Luckily for us, Alan Bollard is no Robert Muldoon. The feeling of frustration was thick in the air of Parliament's Committee Room 3 on Thursday afternoon.
Politicians from both sides of the finance and expenditure select committee kept asking Reserve Bank Governor Bollard what he could do to force the big four Australian-owned banks to cut their short-term mortgage rates. They kept asking: "Can't we do something about this?"
Which clause of the Act would allow him to do something? What could he do to drag the banks' rates down? Were they co-operating? How much "super profit" were they making? Bollard batted every question back. A tall, angular man in a grey suit, he either played a copy-book forward defensive shot or let the questions go through the keeper.
Bollard told the committee members he was also frustrated the banks hadn't come to the party and passed on all 575 basis points of Official Cash Rate cuts to short-term mortgage borrowers.
Only about 450 basis points of the cuts have been passed on to floating and six-month borrowers.
The Governor said, earlier in the morning, he believed they now had room to pass on the cut.
Financial conditions on global credit markets had eased and the banks' average weighted cost of funding had reduced, meaning their profit margins on lending were above normal.
But, he said, there were no easy ways to force the banks to move. They discussed the various clauses that could be used and Bollard acknowledged in desperate times the Finance Minister, Parliament and eventually the Reserve Bank could do anything they liked. He called it the "atomic option" of simply regulating the rates lower.

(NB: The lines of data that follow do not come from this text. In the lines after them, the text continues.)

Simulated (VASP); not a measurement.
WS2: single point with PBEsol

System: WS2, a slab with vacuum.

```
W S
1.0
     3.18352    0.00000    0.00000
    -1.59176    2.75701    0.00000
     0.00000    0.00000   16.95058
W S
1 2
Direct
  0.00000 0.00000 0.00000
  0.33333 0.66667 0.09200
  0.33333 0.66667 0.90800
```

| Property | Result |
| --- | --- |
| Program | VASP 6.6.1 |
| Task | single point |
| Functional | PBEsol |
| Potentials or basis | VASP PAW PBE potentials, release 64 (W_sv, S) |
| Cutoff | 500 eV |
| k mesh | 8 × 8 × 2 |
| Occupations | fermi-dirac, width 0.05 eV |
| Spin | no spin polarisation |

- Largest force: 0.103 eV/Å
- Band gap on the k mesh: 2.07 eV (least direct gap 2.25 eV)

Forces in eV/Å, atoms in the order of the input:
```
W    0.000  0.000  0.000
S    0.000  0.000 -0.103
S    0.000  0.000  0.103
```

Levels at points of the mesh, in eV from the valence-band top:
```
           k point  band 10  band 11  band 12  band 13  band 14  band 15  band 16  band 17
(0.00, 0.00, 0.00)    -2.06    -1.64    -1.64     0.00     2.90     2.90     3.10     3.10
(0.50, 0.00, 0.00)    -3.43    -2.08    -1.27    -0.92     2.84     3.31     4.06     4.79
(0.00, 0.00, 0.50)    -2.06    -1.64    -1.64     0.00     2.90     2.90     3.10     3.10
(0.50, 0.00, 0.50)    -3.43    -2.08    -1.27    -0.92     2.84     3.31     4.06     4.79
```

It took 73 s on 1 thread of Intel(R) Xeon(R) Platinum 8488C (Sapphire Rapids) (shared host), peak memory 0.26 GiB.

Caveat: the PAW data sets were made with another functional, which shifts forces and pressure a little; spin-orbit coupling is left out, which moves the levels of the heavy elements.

At this point Bollard, who is old enough to remember the little man with the big head, said he did not want to return to a Muldoonist era.
This is the spectre at the heart of the debate about bank interest rates - do we really want to direct banks to charge specific interest rates?
But there is one step he could take. Bollard hinted he had the information that would show in gory detail how much "extra" profit the banks were making.
He declined to divulge how much the banks' margins had improved in recent months and how much their funding costs had fallen. It must be very fresh if he does have it.
The Reserve Bank's own figures from its Financial Stability Report last month show that bank interest margins as a percentage of average interest earning assets rose to 213 basis points in the December quarter from a record low of 208 basis points in the September quarter.
This was still below the 217 basis points in the same quarter a year earlier and down from a June 2003 peak of 260 basis points.
Bank profits in the six months to March 31 have fallen around 20 per cent and three of the four banks reported lower interest margins for the period.
The Reserve Bank must have seen a significant improvement in April, May and June. If it has, it should disclose the overall number to the public to embarrass the banks into moving.
Bollard promised the committee he would look at whether he would give them the information. He should give us all the information. Embarrassment may be the best monetary policy tool he has left.